So far, this series has covered various biometric modalities that can be used with the Zero Trust Framework. This final article pulls it all together by explaining exactly how those modalities fit into the ZTF. The authors also provide a brief review of Bio Cryptography and other factors for multi-authentication in the ZTF.
So, we have now reviewed at length three distinct Biometric modalities that can now fit into the MFA model for the ZTF. (Remember, MFA was previously defined as having at least three or more layers of unique authentication mechanisms.) Remember, all of the templates (both verification and enrollment) that have been created are some type of mathematical or statistical profile. The following matrix summarizes this:
Biometric Modality | Outputted Mathematical File |
Fingerprint Recognition | Binary Digits |
Iris Recognition | Iris Codes, based upon Gabor Wavelets |
Facial Recognition | Eigenfaces, based upon Hidden Markov Models |
At this point in time, these three Biometric modalities can literally fit anywhere into the ZTF infrastructure that have been deployed. They can be used at the beginning stages, or even in the middle of the Microsegments that have been broken out. Take for example a mid-level employee, such as that of a Database Administrator. This particular individual will probably have the most interest in gaining access to one (or perhaps) more of the databases at the organization.

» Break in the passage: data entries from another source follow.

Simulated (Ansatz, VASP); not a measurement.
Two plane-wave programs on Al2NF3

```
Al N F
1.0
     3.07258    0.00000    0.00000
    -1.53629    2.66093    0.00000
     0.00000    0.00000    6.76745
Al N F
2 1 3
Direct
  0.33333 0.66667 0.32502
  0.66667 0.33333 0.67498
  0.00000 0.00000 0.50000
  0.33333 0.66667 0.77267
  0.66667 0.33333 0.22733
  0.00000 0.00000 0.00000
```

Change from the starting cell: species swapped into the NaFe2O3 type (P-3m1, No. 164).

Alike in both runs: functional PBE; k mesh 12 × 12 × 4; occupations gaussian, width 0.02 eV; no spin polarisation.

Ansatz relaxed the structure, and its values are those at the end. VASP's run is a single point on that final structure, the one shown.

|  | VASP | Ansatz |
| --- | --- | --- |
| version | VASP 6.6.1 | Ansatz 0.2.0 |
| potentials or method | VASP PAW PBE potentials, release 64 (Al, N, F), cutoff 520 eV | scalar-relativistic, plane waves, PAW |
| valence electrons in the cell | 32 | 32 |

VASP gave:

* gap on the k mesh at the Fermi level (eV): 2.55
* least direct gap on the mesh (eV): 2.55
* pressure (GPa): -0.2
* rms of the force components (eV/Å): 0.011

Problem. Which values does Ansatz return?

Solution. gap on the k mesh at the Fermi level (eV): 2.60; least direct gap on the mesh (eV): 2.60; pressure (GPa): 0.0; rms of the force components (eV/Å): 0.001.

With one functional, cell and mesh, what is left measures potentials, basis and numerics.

But before this can happen, they first must be authenticated. This can be done by a rapid-fire succession of these three modalities. Although the exact time to elapse here has not been calculated, it has been estimated that it should take no more than three minutes as these are all non-contactless technologies. This is the point where all of the verification templates will be created and compared against the enrollment templates. This part of the ZTF can be referred to as the “Point of Authentication”.
From here, the results of the authentication process will then be transferred to the lines of defense surrounding the database (whichever one the administrator wishes to access), to allow for the authorization of the shared resources to occur.
This can be referred to as the “Point of Authorization.” In this example, it has also been assumed that the principles of PAM will be followed. Because of this, there will be no need for this individual to have to go through the entire verification process across all of the three different modalities, because the results will have already been stored in the PAM Vault Box.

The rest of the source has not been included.